Like I mentioned in the post above, regulations don’t exist in a vacuum, just because you say something should be a certain way doesn’t mean it will be. There are costs, and Uber and Lyft have determined that it’s not economically feasible for them keep operating in California under those regulations.

If we’re ok with California regulators dictating what jobs should exist regardless of what the market can support, then this is the result.

3 comments

> Why don’t the California regulators just regulate away all jobs that don’t pay a livable wage?

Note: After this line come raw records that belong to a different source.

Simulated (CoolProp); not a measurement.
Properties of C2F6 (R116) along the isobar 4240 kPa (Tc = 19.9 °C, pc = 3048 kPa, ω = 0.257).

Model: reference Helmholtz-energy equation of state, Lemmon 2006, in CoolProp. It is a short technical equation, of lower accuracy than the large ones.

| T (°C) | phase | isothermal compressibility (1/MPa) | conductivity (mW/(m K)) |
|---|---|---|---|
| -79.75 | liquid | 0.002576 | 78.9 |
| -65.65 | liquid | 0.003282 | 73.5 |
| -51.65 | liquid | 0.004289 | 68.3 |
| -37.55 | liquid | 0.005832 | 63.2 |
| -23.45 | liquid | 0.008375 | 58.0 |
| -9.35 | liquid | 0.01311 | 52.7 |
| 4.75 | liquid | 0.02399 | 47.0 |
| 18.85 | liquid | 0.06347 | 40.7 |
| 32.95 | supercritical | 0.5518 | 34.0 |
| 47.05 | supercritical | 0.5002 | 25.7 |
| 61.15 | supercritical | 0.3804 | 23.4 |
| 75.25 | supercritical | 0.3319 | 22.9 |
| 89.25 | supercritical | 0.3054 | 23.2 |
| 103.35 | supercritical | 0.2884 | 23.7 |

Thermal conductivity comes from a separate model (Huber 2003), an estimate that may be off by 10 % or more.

That’s what they did with AB5, and also decided to regulate lucrative freelance gigs while they were at it. The result however wasn’t that companies hired former contractors as employees; no they just farm all their freelance work to out of state freelancers.

The other states should maybe follow suit.
Have you read the law? It’s about 100 words of code and thousands about exemptions to the code, and the exemptions all have their own specific boundaries, like a writer can freelance 35 articles per outlet. But not a cartoonist. That’s not a good law. If it were a computer program, we’d call it spaghetti code, kludge, dirty hack job (and be fired for writing it). And it creates unequal protection under the law based on choice of profession. I get that profession isn’t a protected class. But gender is, and as I’ve learned recently, wow a lot of moms take contractor gigs so they can have flexibility dividing their time between work and children.
"Why don’t the California regulators just regulate away all jobs that don’t pay a livable wage?"

I'm down.

"FINE< WHY NOT GO EVEN FURTHER AND REALLY HELP THE POOR?!?! IM SURE YOU'LL BE SORRY THEN!"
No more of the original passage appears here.